Step 1: Data-Driven Attribute Creation

Example 22-8 shows the doctest to guide this first step.

    >>> records = load(JSON_PATH)  
    >>> speaker = records['speaker.3471']  
    >>> speaker  
    <Record serial=3471>
    >>> speaker.name, speaker.twitter  
    ('Anna Martelli Ravenscroft', 'annaraven')

load a dict with the JSON data.

The keys in records are strings built from the record type and serial number.

speaker is an instance of the Record class defined in Example 22-9.

Fields from the original JSON can be retrieved as Record instance attributes.

The code for schedule_v1.py is in Example 22-9.

import json

JSON_PATH = 'data/osconfeed.json'

class Record:
    def __init__(self, **kwargs):
        self.__dict__.update(kwargs)  

    def __repr__(self):
        return f'<{self.__class__.__name__} serial={self.serial!r}>'  

def load(path=JSON_PATH):
    records = {}  
    with open(path) as fp:
        raw_data = json.load(fp)  
    for collection, raw_records in raw_data['Schedule'].items():  
        record_type = collection[:-1]  
        for raw_record in raw_records:
            key = f'{record_type}.{raw_record["serial"]}' 
            records[key] = Record(**raw_record)  
    return records

This is a common shortcut to build an instance with attributes created from keyword arguments (detailed explanation follows).

Use the serial field to build the custom Record representation shown in Example 22-8.

load will ultimately return a dict of Record instances.

Parse the JSON, returning native Python objects: lists, dicts, strings, numbers, etc.

Iterate over the four top-level lists named 'conferences', 'events', 'speakers', and 'venues'.

record_type is the list name without the last character, so speakers becomes speaker. In Python ≥ 3.9 we can do this more explicitly with collection.removesuffix('s')—see PEP 616—String methods to remove prefixes and suffixes.

Build the key in the format 'speaker.3471'.

Create a Record instance and save it in records with the key.

The Record.__init__ method illustrates an old Python hack. Recall that the __dict__ of an object is where its attributes are kept—unless __slots__ is declared in the class, as we saw in “Saving Memory with __slots__”. So, updating an instance __dict__ with a mapping is a quick way to create a bunch of attributes in that instance.⁷

The definition of Record in Example 22-9 is so simple that you may be wondering why I did not use it before, instead of the more complicated FrozenJSON. There are two reasons. First, FrozenJSON works by recursively converting the nested mappings and lists; Record doesn’t need that because our converted dataset doesn’t have mappings nested in mappings or lists. The records contain only strings, integers, lists of strings, and lists of integers. Second reason: FrozenJSON provides access to the embedded __data dict attributes—which we used to invoke methods like .keys()—and now we don’t need that functionality either.

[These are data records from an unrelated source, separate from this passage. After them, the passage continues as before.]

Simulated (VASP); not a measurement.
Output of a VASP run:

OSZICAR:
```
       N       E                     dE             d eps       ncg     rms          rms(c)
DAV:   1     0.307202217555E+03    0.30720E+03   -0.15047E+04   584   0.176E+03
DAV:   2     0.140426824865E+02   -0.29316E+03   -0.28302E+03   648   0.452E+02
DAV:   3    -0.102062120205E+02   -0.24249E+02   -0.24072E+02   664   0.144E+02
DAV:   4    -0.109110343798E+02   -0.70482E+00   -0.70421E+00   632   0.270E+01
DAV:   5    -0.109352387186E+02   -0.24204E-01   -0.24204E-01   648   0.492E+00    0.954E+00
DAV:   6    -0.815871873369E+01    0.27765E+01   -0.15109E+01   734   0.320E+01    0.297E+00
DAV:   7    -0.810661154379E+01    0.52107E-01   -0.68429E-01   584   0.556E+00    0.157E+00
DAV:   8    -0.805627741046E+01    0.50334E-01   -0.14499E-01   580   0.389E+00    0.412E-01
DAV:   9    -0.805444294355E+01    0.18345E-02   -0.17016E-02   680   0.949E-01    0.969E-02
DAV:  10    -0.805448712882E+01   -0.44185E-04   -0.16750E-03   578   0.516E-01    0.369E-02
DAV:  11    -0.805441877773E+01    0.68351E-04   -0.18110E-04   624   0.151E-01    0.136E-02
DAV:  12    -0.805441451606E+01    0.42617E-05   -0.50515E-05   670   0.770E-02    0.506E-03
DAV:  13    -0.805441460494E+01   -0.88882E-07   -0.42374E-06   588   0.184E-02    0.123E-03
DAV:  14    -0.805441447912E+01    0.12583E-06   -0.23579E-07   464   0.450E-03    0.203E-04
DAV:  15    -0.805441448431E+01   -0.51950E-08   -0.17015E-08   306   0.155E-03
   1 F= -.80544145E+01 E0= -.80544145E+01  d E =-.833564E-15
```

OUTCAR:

After reorganizing the schedule dataset, we can enhance the Record class to automatically retrieve venue and speaker records referenced in an event record. We’ll use properties to do that in the next examples.

The goal of this next version is: given an event record, reading its venue property will return a Record. This is similar to what the Django ORM does when you access a ForeignKey field: instead of the key, you get the linked model object.

We’ll start with the venue property. See the partial interaction in Example 22-10 as an example.

    >>> event = Record.fetch('event.33950')  
    >>> event  
    <Event 'There *Will* Be Bugs'>
    >>> event.venue  
    <Record serial=1449>
    >>> event.venue.name  
    'Portland 251'
    >>> event.venue_serial  
    1449

The Record.fetch static method gets a Record or an Event from the dataset.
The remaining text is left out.